On Friday (18 May), the acclaimed viola da gamba player and director Jordi Savall will be bringing his Le Concert des Nations ensemble to St John’s, Smith Square for a programme of Lully, Corelli, Biber, Geminiani, Handel, Avison and Boccherini. The multi-national feel of the concert, which forms part of the 2012 Lufthansa Festival of Baroque Music, is no mistake, says Savall…
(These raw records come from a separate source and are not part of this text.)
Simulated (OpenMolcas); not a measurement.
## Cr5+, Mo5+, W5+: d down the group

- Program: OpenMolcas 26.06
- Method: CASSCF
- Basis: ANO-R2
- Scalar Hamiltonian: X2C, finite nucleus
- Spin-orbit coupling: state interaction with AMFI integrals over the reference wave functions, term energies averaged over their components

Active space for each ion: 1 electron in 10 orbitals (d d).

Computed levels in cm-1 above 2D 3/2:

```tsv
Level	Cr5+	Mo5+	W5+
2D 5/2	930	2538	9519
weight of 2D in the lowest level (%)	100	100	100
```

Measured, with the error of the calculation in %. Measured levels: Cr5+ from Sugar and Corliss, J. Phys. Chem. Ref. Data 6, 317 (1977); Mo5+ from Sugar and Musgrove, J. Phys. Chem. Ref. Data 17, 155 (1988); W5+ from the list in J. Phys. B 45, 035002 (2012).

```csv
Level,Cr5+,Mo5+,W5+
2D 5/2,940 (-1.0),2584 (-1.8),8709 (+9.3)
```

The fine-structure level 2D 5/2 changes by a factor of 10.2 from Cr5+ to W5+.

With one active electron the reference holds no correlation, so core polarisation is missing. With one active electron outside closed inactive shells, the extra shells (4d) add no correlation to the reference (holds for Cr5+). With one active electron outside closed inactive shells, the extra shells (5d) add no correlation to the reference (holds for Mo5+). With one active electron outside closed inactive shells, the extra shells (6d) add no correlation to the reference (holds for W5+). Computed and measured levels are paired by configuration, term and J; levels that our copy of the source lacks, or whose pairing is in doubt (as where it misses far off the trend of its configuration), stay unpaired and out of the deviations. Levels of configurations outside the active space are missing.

Your programme on Friday mixes Italians with a couple of Germans, an Englishman and a naturalised Frenchman. How did you choose it? Well, the idea was to do a programme only with strings which would reflect the variety of the styles of this period – Italian, French, German, English – and also the multinational influences as musicians travelled around Europe and took inspiration from music from other cultures. For instance, we have Lully, an Italian musician who practically invented the French style of music; or there’s Geminiani, who is a very typical example of a composer who is Italian but has spent most of his life in another country, specifically England; and then in the second half we have Avison, who is something of an anomaly as he is an English composer whose music is based on that of another (Scarlatti), plus Boccherini, an Italian composer who lived in Spain.
While Boccherini absorbed Spanish influences, he wasn’t convinced his music would travel well outside Spain, was he? Boccherini composed his Quintet in C major using examples of popular music from the streets of Madrid. At first Boccherini refused to allow his editor in Paris to publish this work, saying ‘No, no, I don’t think this is good for European musicians, they will not understand this at all’. This is because he says in the music ‘play this with this sound: senza grazia (without grace)’. He was thinking that only musicians from there could understand this style of popular music, but finally he allowed it to be published and it became one of his most well-known pieces.
Also in the programme is Biber’s eccentric Battalia, complete with instruments playing in eight separate keys and sound effects using paper. What would the audience of Biber’s day have made of it? Well I don’t have any idea how they reacted, but in those times people were always confronted with new music. In fact, they only heard new music. Can we imagine, today, musical life in which only modern music is played? So I think the people in Biber’s time were much more open to experiences than we are today – they were hoping to be surprised by the music, and hated listening to something they have already heard. In that context, the Battalia was for them a great pleasure.
You are famous for discovering and performing unknown repertoire from all over the world. How do you have time to both research so much and then perform it? I divide all my time reading, studying and practising. Even when I am travelling, I travel always with some books and music! I like reading and thinking of new projects – it is part of my temperament. For example, I finished yesterday a recording of Armenian music, which is my discovery from this last year – I discovered beautiful repertoire from the Armenian classical tradition, and the music was not at all known in Europe. Some people spend time going to the mountains or going to the sea, but for me my pleasure is to read and to learn about history and to discover small treasures, because you cannot imagine how many are forgotten. And the pleasure as a musician that you have when you discover a small treasure is something unbelievable.
‘European Union’, Jordi Savall’s concert with Le Concert des Nations takes place at St John’s Smith Square on Friday, 18 May at 7.30pm, as part of the Lufthansa Festival of Baroque Music. It will be broadcast live on Radio 3.